Building proposals for a new harbor in Los Angeles, a cruise ship terminal in Australia, a factory in Mexico or a jetty in France don’t account for potential damage to surf breaks that bolster nearby communities with tourism dollars. When surfers have spoken up, Nelsen said, their arguments have tended to be passionate but abstract and lacking a concrete link between the building, the break and the local economy. Meanwhile, the argument of real estate developers is more easily couched in economic terms: job creation, revenue and growth.
A simple case study: A world-class surf break at Madeira, an island off the coast of Portugal, suffered a damaging blow when the government installed a seawall in the 1990s. The idea was to defend cliffs against erosion to prepare the area for tourism infrastructure. U.S.-based Save The Waves Coalition objected, saying the wall would make surfing more dangerous. The seawall was built, and surfers stopped visiting en masse. Save The Waves Founder Will Henry thinks that they lost the fight because they weren’t properly equipped.
“If you talk in dollars, that’s a language the government speaks,” Henry said. “We didn’t have any real data at the time to say, ‘This asset is going to be worth X amount of dollars over the next 10 years.’ It just didn’t exist.”
Save The Waves has since produced two studies evaluating the economic value of surf breaks, in partnership with academics at Stanford University, the University of Oregon and the University of Hawaii. Mavericks, an epicenter of big-wave surfing in Half Moon Bay, Calif., is worth $23.9 million annually in a report produced in 2010. A wave at Mundaka, off the coast of southern Spain, brings in about $4.5 million to the local economy each year, according to a 2007 study.
Economists calculate the value of a surfable wave by tabulating visiting expenses of surfers and surf spectators. Some of the indicators they watch: distance traveled, visits per year, time taken off work, length of stay, drive time, gas money, parking fees, food breaks, gear rentals. The theory is that such figures represent how much money a person is willing to part with for the experience. At Mavericks, for example, economists calculated that more than 420,000 people, not just surfers, visit each year to watch the waves and spend an average of $56.70 per visit.
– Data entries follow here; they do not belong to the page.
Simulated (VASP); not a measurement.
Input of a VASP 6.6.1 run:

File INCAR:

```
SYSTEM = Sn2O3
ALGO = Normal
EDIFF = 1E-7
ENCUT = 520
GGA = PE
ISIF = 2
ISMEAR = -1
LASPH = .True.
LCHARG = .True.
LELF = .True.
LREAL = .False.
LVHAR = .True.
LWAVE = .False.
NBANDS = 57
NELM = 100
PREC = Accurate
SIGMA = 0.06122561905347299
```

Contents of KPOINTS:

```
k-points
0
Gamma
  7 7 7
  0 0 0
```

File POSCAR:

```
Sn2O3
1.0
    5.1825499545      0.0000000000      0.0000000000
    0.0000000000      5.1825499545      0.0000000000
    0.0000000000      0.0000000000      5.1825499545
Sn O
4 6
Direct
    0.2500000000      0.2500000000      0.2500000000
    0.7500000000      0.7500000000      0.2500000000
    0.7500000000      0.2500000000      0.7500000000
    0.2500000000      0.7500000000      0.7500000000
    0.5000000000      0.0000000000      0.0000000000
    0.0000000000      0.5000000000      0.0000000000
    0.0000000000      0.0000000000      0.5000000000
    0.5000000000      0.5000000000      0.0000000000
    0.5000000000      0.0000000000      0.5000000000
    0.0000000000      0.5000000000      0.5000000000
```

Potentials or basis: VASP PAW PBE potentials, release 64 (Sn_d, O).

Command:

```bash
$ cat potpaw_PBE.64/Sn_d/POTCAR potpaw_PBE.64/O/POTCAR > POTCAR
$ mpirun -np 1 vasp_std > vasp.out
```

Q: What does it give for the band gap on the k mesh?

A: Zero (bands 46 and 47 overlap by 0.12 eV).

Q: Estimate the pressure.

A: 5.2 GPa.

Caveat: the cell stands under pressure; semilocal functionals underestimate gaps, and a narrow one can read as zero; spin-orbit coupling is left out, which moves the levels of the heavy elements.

The practice of protecting natural resources for public use is as old as Yellowstone, the country’s first national park. It was established in 1872 “for the benefit and enjoyment of the people,” according to the statute signed by President Ulysses S. Grant. The field of natural resource economics is a natural outgrowth of the same idea. It began as a means of quantifying value in mining, fishing and timber industries, and it provides a method of assessing dollar values for travel and activities around places where people recreate. The methodology gives economists tools to gauge how much people are willing to pay to go skiing or whale-watching or to hike the Appalachian Trail.
“These waves are our Yosemite Valleys,” Nelsen said. He believes they deserve the same considerations and protections. “We think of these as national treasures.”
The same way national parks set use restrictions on select areas, surfers are beginning to induct unique wave breaks into what they call World Surfing Reserves. The designation was created in 2009 by Save The Waves and modeled on an Australian organization called National Surfing Reserves that has had success coordinating protection plans with government officials for about a dozen surf breaks. What is often lacking is the financial element — key to swaying decision makers, said Neil Lazarow, an economist who evaluated surfing on Australia’s famed Gold Coast.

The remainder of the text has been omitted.